So I would like to take a moment and describe how much I am enjoying my beloved colleague, both for his entertaining perspective on this journey and his blog posts. Not only is he kind enough to share his thoughts, but also his irresistible joy and appreciation of all the people and places we are encountering along the way. He is a great support and booster of all our endeavors. And even more impressive than that, I think his photo count is in quintuple digits right now.
Segesta is a place of history and beauty. When I was a student, studying Latin, ancient Greek, and archaeology in Rome, we spent a few weeks in southern Italy and Sicily. This is when I first fell in love with Segesta. The city was not a big player in world affairs, nor did it have an impressive run while it was in its heyday. Nevertheless, it was pivotal as the impetus for a doomed expedition from Athens, signaling the defeat of the Athenians during the Peloponnesian War. However, it means much more to me than the sum of its parts
Besides the intense natural beauty of its surroundings and its uncrowded, off-the-beaten-track novelty, Segesta, in the form of its theater and Doric temple, to me offers what is best of the Greek genius.
The very first people in the western world to take a huge step forward in the intellectual adventure of mankind were a group of philosophers we refer to as “pre-Socratics” or “monists”. These pioneering geniuses decided to make a break from the notion that the universe was mysterious and incomprehensible and totally left to the caprice of the gods. They tried to find the One factor or substance that tied everything together. Some thought everything was made of water or air or change itself, and that all matter consisted of those things in different states of being. These philosophers may have gotten it wrong, but they were the first scientists and we owe everything to them. They taught humanity that we are not doomed to the darkness of our ignorance and the frailty of our fears. The temple, a monument to the divine and a symbol of the power of scientific, rational thought–in the complexity of its architecture and design–is a reminder of our connection and participation in the infinite.

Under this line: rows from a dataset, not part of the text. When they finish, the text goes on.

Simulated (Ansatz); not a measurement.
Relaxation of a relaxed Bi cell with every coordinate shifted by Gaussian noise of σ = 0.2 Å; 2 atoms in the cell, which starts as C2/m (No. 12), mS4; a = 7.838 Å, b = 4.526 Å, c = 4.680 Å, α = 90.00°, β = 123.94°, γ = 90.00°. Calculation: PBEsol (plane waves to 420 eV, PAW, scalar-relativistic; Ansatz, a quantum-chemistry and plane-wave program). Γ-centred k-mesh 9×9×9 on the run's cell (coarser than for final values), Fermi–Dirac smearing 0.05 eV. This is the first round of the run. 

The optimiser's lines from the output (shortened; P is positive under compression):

On the neighboring hillside, the theater, which post dates the temple by a hundred years or so, portrays the other aspect of our humanity–our connection to each other. After the Monists started grappling with the nature of the universe, a man named Socrates came along and asked questions about the nature of who we are and how we can live together, as well as the big question of why we are here. Socrates lived in a world where drama was not mere entertainment. Drama, literature, poetry, and music were meant to teach us about what it is to be human. The mythological themes and the plight of heroes portrayed in tragedy educated the viewer and cleansed the community. The Greek word for cleansing was ‘catharsis’.
So the theater and the temple at Segesta together, having weathered the crucible of time, stand like monuments, physical tributes to the rationality of the human mind, the beauty of what we can bring to this world, and our opportunity to participate in eternity.